BATTLE BEAST – Unholy Savior

BATTLE BEAST - Unholy Savior

Battle Beast is a band from Finland that has won a couple of Wacken Open Air contests in the past. This fact seems to follow the power metal band wherever they go, and it is hard to fault them for it. The contest draws together winners from each participating country, after an initial battle (what is a battle?), for a 20 minute performance during a side event at Wacken Open Air, which is judged by three “industry” insiders. The bands are responsible for their own travel and have to fight against other winners like some futuristic death match. Battle Beast won the 2010 contest, which may have been responsible for another victory in a local radio competition shortly after. In 2013, the band signed with Nuclear Blast and has been enjoying the spoils of a major(ish) label ever since. The backstory of Battle Beast is an honest to goodness tale of hard work and perseverance to climb to the top. If there was any sort of role model other power metal bands could look to, it would be Battle Beast. Let us just hope their new album is living up to their history and lore.

Battle Beast has, predictably, gotten more glossy as time has gone on. Additionally, the year 2013 saw a lineup change for the band, which separates the old Battle Beast from what it is today. Battle Beast, today, toes the line between a decent, yet uninteresting, variety of symphonic metal and a vibrant torchbearer for old school speed and power metal. Unholy Savior manages to combine both elements, good and bad, in songs that are expected but enjoyable. I would almost say that familiarity is a benefit for Battle Beast, yet Unholy Savior manages to throw in twists that make the record nothing short of entertaining. It is hard to fault a band who has had a similar lion-like figure fighting some futuristic and/or classical foe on each of their covers.

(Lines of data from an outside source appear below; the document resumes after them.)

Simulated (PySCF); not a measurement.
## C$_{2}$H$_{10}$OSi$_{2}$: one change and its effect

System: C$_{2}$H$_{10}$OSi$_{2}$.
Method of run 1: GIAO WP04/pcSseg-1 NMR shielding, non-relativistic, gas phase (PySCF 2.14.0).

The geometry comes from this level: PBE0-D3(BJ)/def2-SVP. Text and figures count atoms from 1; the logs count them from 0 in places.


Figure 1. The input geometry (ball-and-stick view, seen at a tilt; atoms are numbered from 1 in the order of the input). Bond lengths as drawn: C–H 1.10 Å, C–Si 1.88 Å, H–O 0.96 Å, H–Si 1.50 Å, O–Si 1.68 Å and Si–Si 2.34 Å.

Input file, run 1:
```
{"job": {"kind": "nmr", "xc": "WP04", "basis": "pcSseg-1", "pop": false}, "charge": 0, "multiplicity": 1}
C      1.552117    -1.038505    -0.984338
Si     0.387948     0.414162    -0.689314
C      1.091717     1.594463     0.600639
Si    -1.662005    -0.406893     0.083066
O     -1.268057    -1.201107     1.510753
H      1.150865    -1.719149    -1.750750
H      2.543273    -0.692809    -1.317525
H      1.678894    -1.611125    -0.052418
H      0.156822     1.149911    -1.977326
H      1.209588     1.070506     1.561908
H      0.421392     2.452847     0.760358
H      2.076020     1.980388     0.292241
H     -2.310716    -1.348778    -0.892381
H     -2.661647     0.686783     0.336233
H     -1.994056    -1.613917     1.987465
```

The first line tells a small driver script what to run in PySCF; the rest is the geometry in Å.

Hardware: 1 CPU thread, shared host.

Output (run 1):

At the lowest points, Battle Beast is a comical cheesefest that seems to participate in its own revelry. The closing cover of “Push it to the Limit” is so absurd that it is hard to not to see the band grinning from ear to ear. At their best, the band is so genuine and confident in their approach that it is also difficult to fault them for trying. Closing the record is the ballad “The Angel Cry,” which is the third ballad on the record. Even by the end, the wails and cries of Noora Louhimo never feel forced or dull. Combine this with an even mixture of 80’s speed worship and symphonic dedication, and one has a record that is surprising and frightful in its ability to satisfy.